Samuthirakani is chief of a village near Madurai. There are caste restrictions in the village where a certain group of people from the neighbouring village are not allowed to come to the temple or take part in Jallikattu.
Samuthirakani strives to break this barrier and announces that anyone can visit the temple and take part in the traditional sport.
His decision is opposed is by many in the village which includes Vela Ramamoorthy. However, Samuthirakani is stern in his decision and he loses his life during a fight because of this.
Meanwhile, Vela Ramamoorthy’s brother and Mime Gopi’s brother from the neighbouring village also die. Following all these, Samuthirakani’s wife along with his young son Shanmugapandian leaves the village and settles in Malaysia.
Twenty years later, they return back to their village to find a girl for the hero. Shanmugapandian is also determined to conduct Jallikattu which his father dreamt of and to find those who were responsible for Samuthirakani’s death.
Did he succeed in his quest and what are the hurdles that he faces forms the rest of the story.
Shanmugapandian does not do any heroics to portray himself as the mass hero, instead goes with the flow of the movie and has given what the story required.
Samuthirakani is terrific as the village chief. His body language and his dialogues are all top notch which is one of the biggest strengths of the movie.

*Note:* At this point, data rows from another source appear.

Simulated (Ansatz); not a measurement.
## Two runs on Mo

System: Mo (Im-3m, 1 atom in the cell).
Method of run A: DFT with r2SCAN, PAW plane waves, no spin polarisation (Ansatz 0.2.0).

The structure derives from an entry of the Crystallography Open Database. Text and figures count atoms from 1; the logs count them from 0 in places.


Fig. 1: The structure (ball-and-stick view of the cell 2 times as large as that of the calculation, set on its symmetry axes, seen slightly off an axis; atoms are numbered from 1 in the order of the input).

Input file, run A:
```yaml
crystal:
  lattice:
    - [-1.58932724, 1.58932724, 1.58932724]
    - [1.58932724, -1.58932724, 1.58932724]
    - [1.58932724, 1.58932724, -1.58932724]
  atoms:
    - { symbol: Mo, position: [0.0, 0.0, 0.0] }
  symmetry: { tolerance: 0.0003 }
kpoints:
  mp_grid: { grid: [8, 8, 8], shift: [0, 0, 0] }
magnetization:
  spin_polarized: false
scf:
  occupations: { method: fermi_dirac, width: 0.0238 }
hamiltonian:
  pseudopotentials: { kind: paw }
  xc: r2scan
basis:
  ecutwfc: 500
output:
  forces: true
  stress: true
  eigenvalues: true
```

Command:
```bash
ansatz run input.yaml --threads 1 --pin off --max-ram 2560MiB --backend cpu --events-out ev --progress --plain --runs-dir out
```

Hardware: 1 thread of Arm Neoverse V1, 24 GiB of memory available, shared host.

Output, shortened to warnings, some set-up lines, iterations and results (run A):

Vela Ramamoorthy has also done a decent job and is terrifying as the villain. Other star cast and crew have also done their parts satisfyingly.
Director P G Muthiah has made Jallikattu as the core theme of the movie. He has also handled the cast well. The main lag in the movie is that at times the screenplay starts to fall flat without a punch.
Background music and songs by Santhosh Dhayanidhi are also soothing and an added positive to the movie.
Madurai Veeran is a good story which could have been delivered with more punch.